Friday, January 1, 2010

THE BOAT IS EMPTY


Lin Chi, one of the greatest Zen masters, was very fond of boating while he was young. He had one small boat and he would go on the lake alone for many hours together. Once he was in his boat meditating with closed eyes on a beautiful night. An empty boat came floating downstream and struck his boat. Since his eyes were closed he thought that someone was there with his boat and struck. Anger arose. He opened his eyes and he was just going to say something to that man in anger. Then he realized that the boat was empty.

He said, “There was no possibility to project the anger on an empty boat. So I just floated backward with subsided anger. The empty boat became my realization. I came to a point within myself in that silent night. And now if someone comes and insults me, I laugh and say, “This boat is also empty”.

We know two ways to deal with anger. One is throwing our anger onto the other. But when we have wounded the other we may feel guilty and we may regret that we should not have done this.

Or we may suppress our anger. In this way we may go on collecting anger. But we cannot suppress it continuously. It can explode any moment. Suppression is nothing but postponing.

There is a third way. As Lin Chi learnt from the empty boat, understanding that the other is not the source. The source is always within us.

A friend comes by and makes a joking remark. Nine out of ten we would laugh, think it funny, think nothing much about it and make a good natured crack in return. But it does not happen every day. One day we are suffering tensions of anxiety and worry. We take the remark in the wrong way, become offended and hurt, and anger begins to rise.

This simple everyday experience illustrates well the principle that we are injured and hurt emotionally- not so much by other people or what they say or don’t say- but by our own attitude and our response.

If we throw a bucket into a dry well, nothing will come out. If we throw the bucket in water filled well, water will come out. Water is from the well and the bucket only helps to bring it out. So one who is insulting us is just throwing a bucket in us and the bucket will come out filled with anger or hate that was inside us.

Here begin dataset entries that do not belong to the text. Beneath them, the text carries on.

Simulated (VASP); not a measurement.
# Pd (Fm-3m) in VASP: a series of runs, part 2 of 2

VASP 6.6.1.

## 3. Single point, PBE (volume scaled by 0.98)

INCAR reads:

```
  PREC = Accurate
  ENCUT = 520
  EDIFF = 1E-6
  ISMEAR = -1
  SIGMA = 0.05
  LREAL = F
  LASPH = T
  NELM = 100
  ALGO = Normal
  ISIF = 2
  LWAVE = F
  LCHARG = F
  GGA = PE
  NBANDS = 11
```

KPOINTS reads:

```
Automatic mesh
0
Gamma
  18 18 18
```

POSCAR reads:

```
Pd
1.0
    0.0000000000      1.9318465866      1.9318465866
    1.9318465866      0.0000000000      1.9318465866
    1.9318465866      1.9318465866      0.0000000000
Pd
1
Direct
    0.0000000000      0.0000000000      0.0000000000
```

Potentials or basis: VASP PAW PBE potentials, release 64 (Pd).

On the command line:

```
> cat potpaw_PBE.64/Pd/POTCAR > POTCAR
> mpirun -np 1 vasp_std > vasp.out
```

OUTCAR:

We alone are responsible for our responses and reactions. So it is our own response that we have to be concerned about-not other people’s. We are programmed to react, we are hypnotized into thinking that a response is called for or we are not matured adults. Actually the matured adult is the one who thinks before reacting to anything. We do not have to respond at all. Like Lin Chi we can also laugh and say “This boat is also empty”.